Looking at the RPC endpoint stats two things jump out: the huge number of requests and how lightweight they are.

The subgraph needed about 3M requests to process 45k blocks, with the median response time just below 10 ms. Distributions of server response times tend to have a positive skew, so it is fairly safe to assume that the mean response time is at least as long as the median. This places the estimate of IO wait time roughly at 8 hours, or 17% of all execution time. And that is a lower estimate: given that the subgraph talks to the RPC endpoint in a lot of short HTTPS requests the actual figure might be several times greater. The speedup that can be achieved by reducing these wait times is certainly substantial, but I can’t estimate it until my Ethereum node finishes syncing.

Corners that were and weren’t cut

The difference in sync performance between the two frameworks is, on the surface, drastic. Comparing the average block rates we get that the squid syncs about 200 times faster. That translates into spending hours instead of weeks on a sync, a crucial advantage for rapid development.

Does that mean that every developer should choose Subsquid over The Graph to avoid the syncing hell? Not necessarily.

First, the figures for syncing rates I obtained are uncertain. It very well might be that the subgraph would sync 10–20 times faster with a more appropriate setup. Still, it is hard to imagine that any speedup will close the gap of two orders of magnitude between the frameworks. It is very likely that even at its best the subgraph would be at least ten times slower than the squid.

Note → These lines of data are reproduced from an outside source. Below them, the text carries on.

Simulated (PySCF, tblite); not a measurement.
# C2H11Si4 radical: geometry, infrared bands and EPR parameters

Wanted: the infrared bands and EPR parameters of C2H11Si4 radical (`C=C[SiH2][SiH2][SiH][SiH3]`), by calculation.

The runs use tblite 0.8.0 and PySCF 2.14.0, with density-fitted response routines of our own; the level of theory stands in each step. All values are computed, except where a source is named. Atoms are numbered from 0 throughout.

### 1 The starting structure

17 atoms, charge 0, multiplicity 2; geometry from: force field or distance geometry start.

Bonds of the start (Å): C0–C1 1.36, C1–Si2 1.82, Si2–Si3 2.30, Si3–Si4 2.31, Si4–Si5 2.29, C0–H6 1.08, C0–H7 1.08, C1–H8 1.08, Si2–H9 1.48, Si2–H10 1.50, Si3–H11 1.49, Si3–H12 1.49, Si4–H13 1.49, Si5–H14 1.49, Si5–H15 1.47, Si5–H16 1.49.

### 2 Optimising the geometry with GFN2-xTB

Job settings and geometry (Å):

It is, however, important to keep in mind that while these longer sync times will impact the development, they will not have a drastic effect on scalability once the indexer is deployed. The data scraped from the blockchain is shared between the nodes running the subgraph and ideally the full sync only runs once. Reusing data between the deployments is also possible to some extent through the grafting mechanism.

So the only clear disadvantage of The Graph due to its long sync times has to do with development. And while this is not insignificant, some developers may find it an appropriate concession for gaining access to the free market-based scaling mechanisms of The Graph. After all, this is a “fire-and-forget” type of solution. These are as attractive as they are effective, and the market-based scaling mechanism of The Graph has certainly demonstrated that it is effective in some applications, by surviving its use by Uniswap if nothing else.

However, there are certain disadvantages to this approach. Free markets are prone to volatility, so if you paid X gwei for your API endpoints today there is no guarantee that tomorrow you won’t have to pay 2X for the same number of requests. Another issue is latency arising from the reactive nature of market feedback. If the number of API requests grows rapidly, the network of indexers will need some time to adjust. This might work fine for a decentralized exchange, but it is a whole different story if you’re selling football tickets.

For developers who want a more fine-grained control of their infrastructure, Subsquid is a superior solution. It also seems to offer superior syncing performance, which helps with development. One could ask if does it retain its performance as it scales, but making more squids and distributing the load among them is actually trivial. Similar to TheGraph, it suffices to sync a squid once, and then it can easily be cloned.

There is, however, one aspect of Subsquid’s architecture that might raise eyebrows — archives. In the words of Subsquid lead developer Eldar Gabdullin:

An Archive is a service which ingests blockchain data and makes it easy to access and query.
For example, from the whole chain one might be interested only in a particular call to a particular contract.
The Archive service allows to quickly and efficiently select only the relevant parts, rather than slowly grinding through each block via direct RPC calls to blockchain nodes.

Use of archives is a wonderful architectural solution performance-wise. The removal of the duplicated effort makes Subsquid indexers a much more efficient network in terms of computation per request served. It is the key to achieving the superior syncing performance I observed. But it also means that indexers depend on another, potentially centralized service.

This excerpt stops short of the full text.